Governor Dannel Malloy recently signaled that he plans to cut $2 billion dollars from Connecticut’s next state budget.
At the same time, he and his Administration have also pledged to do their best to refrain from dumping the state’s problems onto the cities and towns – signaling to the towns that they will not be the target of major reductions in municipal aid.
During the gubernatorial campaign Malloy even promised not to cut the Educational Cost Sharing Formula – the state’s primary mechanism for providing towns with funds to support local educational expenses.
Behind and underneath the debate about what Connecticut can “afford” to transfer to its cities and towns is the even more complex issue of how the formulas that distribute those funds are constructed.
Over the past twenty years, some of Connecticut’s most important funding formulas have been so corrupted (aka modified) by political maneuvering that they no longer reflect the underling goals for which they were created.
As discussed in earlier commentary pieces, the $1.9 billion ECS formula is a case study about how a formula can change over time to address political rather than policy goals.
With Republican Governors and increasing numbers of Democrats representing wealthier Fairfield County communities, the ECS grant has been changed significantly since it was first adopted about twenty five years ago.
Over the past decade, Greenwich’s ECS grant has increased by 1,002 percent (from $310,000 to $3.4 million) while the grant for New London has gone up by 20.1 percent ($19 million to $23 million).
A similar pattern true across the state;
Hartford’s ECS grant has risen by 19 percent and Windham’s is up by 25 percent
Yet Darien’s received a1,532 percent increase in the ECS grant over the past 10 years, Westport’s a1,320 percent increase, Weston’s is 858 percent higher and Wilton’s is up 3,212.
Connecticut’s poor communities still get the vast majority of state funds but wealthier towns have done a good job in ensuring that the rate of growth has favored them.
The original goal of the ECS formula was to target state aid to poorer communities so that they had the funds necessary to provide their children with a quality education (a policy that is constitutionally mandated in Connecticut).
The amount towns received was driven by a formula that took into consideration the town’s wealth and the level of student need (as defined by the level of poverty, standardized test results and the need for English as a second language).
Widely recognized as a “national model” when it was created, Connecticut’s public officials have adopted various changed to the formula in almost every legislative session since.
The changes that were made in the late 1990s and early 2000s were “institutionalized” in 2005 when the Legislature started determining a town’s ECS grant allocation by simply adopting a set annual increase over the grant the town received in the previous year. By applying an across the board percentage increase for each town’s grant year after year there is no longer any on-going consideration of the underlying issues that were supposed to be addressed by the formula.

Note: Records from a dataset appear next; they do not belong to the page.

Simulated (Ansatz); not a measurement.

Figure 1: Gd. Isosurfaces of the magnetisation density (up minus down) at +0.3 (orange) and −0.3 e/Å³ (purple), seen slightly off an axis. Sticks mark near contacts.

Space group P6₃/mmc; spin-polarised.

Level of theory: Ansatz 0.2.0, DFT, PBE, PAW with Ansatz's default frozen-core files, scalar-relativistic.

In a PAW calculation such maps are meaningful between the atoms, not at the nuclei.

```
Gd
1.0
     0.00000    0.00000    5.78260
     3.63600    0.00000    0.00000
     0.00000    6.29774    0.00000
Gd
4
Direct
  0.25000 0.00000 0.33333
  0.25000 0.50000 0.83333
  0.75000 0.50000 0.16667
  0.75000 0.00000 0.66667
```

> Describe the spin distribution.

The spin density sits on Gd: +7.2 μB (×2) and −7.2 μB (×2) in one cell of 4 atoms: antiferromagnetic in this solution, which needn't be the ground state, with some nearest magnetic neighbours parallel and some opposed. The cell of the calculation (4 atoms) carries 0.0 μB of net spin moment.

Some public officials, perhaps none more than Nancy Wyman, have recognized and articulated the need to return to the fundamental issues that the ECS formula was intended to address.
Considering state government lacks sufficient state resources to maintain the present – albeit broken – educational funding system, let’s hope that the Malloy Administration uses this extraordinary opportunity to actually restructure and redirect scarce resources to where they are most needed.
Simply capping the level of municipal aid – and maintaining the present distribution formula – disproportionately hurts the very towns that need the aid the most while protecting the towns that have the least proportional need.
When it comes to ensuring a good educational system, Connecticut’s constitution is one of the most clear and direct in the nation. State government MUST help towns provide each child with a quality education.
As Governor Malloy tackles the state’s fiscal crisis, he has the moral and legal obligation to adopt a budget that is fair and equitable and that means going beyond simply addressing the level of municipal aid but addressing the funding formulas that distribute those funds.